With ‘Aggressive’ Approach, Applebee’s to Close 100-plus Locations
In the wake of a 6.2 percent same-store sales decline, Applebee’s forecasts the closure of up to 135 restaurants before the end of fiscal 2017.
The announcement came during parent company DineEquity’s second quarter earnings call with investors August 10, with John Cywinski, Applebee’s brand president, saying, “We will be aggressive on restaurant closures this year.” The company aims to identify older locations in areas “where once vibrant retail, residential and traffic characteristics are just no longer present,” Cywinski noted, along with restaurants that are underperforming “and perhaps even brand-damaging restaurants with unsustainable unit economics.”
“In either case, these restaurants need to close and perhaps should have closed long ago,” he added.
This most recent sales dip follows a first quarter same-store sales decline of 7.2 percent, and Cywinski, who came to Applebee’s in March after a stint with Chili’s parent Brinker International, said the brand’s “strategic missteps” in recent years are now being corrected. Those missteps include the attempted reinvention of Applebee’s as a modern bar and grill, “in overt pursuit of a more youthful and affluent demographic with a more independent or even sophisticated dining mindset, including a clear pendulum swing towards millennials.

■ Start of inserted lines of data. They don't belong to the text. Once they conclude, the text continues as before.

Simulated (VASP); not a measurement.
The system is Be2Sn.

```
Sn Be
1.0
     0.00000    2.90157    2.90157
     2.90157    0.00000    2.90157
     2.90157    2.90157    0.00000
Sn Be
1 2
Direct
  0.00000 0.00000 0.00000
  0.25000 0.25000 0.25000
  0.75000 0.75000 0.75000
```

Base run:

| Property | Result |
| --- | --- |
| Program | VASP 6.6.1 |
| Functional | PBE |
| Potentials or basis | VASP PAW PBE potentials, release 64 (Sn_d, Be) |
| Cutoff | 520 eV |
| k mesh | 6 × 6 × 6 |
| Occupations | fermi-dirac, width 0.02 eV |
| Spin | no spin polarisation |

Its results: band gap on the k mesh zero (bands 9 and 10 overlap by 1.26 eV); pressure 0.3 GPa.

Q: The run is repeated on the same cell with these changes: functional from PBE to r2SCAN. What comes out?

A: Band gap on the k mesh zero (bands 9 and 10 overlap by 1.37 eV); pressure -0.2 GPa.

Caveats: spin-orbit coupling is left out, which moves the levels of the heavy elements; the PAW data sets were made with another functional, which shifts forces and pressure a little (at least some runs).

“In my perspective,” continued Cywinski, “this pursuit led to decisions that created confusion among core guests, as Applebee’s intentionally drifted from its, what I’ll call its Middle America roots and its abundant value position. While we certainly hope to extend our reach, we can’t alienate boomers or Gen Xers in the process. Much of what we are currently unwinding at the moment is related to this … repositioning.”
Future marketing will focus on Applebee’s affordability and its appeal to value-seekers, along a push to reestablish off-premise dining as a growth area and to “reignite beverage innovation as a driver of incremental check and revenue.”